Lege Lines: Deliberately Discriminatory
Voter ID's future in Texas, without the DoJ
It's rare a lawyer drops what seems to be a winning argument. Yet that's what U.S. Attorney General Jeff Sessions did this week when he backed down on a key component in the case against Texas' voter ID bill. However, even as the federal court case morphs, Texas lawmakers accept that the current ballot box rules must change.

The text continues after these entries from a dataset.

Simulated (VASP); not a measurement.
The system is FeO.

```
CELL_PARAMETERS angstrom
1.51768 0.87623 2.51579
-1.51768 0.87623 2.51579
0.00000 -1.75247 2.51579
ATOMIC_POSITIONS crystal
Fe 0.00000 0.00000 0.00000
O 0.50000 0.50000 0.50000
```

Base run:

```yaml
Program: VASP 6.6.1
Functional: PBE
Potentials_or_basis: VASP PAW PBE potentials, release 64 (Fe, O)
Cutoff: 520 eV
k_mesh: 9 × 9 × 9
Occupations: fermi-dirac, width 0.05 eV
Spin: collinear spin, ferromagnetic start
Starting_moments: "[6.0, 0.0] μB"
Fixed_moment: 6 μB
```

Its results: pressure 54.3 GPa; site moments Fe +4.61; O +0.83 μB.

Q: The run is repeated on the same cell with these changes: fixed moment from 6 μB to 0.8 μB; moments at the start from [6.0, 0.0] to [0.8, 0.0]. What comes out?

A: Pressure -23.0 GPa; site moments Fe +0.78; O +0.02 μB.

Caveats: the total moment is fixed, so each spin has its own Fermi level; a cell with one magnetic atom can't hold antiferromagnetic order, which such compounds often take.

Federal prosecutors have a clear path to victory in Veasey v. Paxton, the lawsuit against the state's voter ID law. The measure was passed as Senate Bill 14 in 2011 on partisan lines, but in 2014, U.S. Federal District Judge Nelva Gonzales Ramos ruled that it was clearly discriminatory. Ramos concluded that the rule's requirement to present one of a short list of approved photo IDs before voting placed a clear and undue burden on minorities, since they are significantly less likely to have such documentation. Last July, the 5th Circuit Court of Appeals upheld that ruling, and instructed Ramos to work with the state and plaintiffs to develop acceptable interim rules for the November election. Then in January the U.S. Supreme Court refused to hear an appeal from Texas Attorney General Ken Paxton, a de facto upholding of the lower courts.
One key question to emerge from those proceedings was whether the discrimination was deliberate or accidental. Ramos ruled originally that SB 14 was intended to suppress minority votes. The 5th Circuit agreed it had a discriminatory effect, but ordered Ramos to further examine whether it was deliberate or an unintended consequence. Up until now, the Feds have sided with Ramos: Last November, the Department of Justice wrote in a filing that "this discriminatory impact was not merely an unintended consequence of SB 14. [It was] SB 14's purpose." But on Jan. 27, DOJ spokesman Mark Abueg said that the federal government will no longer push that contention in court. Instead, the department now holds that the discrimination was accidental.
Why the volte-face? Ramos was holding new hearings this week to rule on whether the discrimination was intentional or not. If she finds it was, then Texas could well find itself back under federal preclearance for all changes to how elections are run – whether it be voter ID or redistricting. (Lest we forget, Texas' last gerrymandering is still in the courts, with a ruling due soon). The Obama administration was clearly pushing for Texas lawmakers and map drawers to be placed under that additional oversight. Trump's DOJ under Sessions, not so much.
Yet the court case isn't going anywhere. With even the Sessions DOJ conceding that, while accidental, SB 14 was discriminatory, Texas lawmakers know they have to find a successor more in line with Ramos' ruling. That's why we've already seen multiple voter ID reforms. Some are administrative fixes while others tweak the list of acceptable documents. Moreover, there are bipartisan efforts to ease restrictions. HB 4223 by Rep. Poncho Nevárez, D-Eagle Pass, would add photo ID issued by a tribal organizations, while SB 153 by Sen. Paul Bettencourt, R-Houston, would allow people over 70 to use expired documents. (Bettencourt knows a thing or two about voter suppression court cases: In 2008, he quit as Harris County tax assessor-collector while facing legal action over the stack of 13,000 unprocessed registration applications on the first day of early voting.)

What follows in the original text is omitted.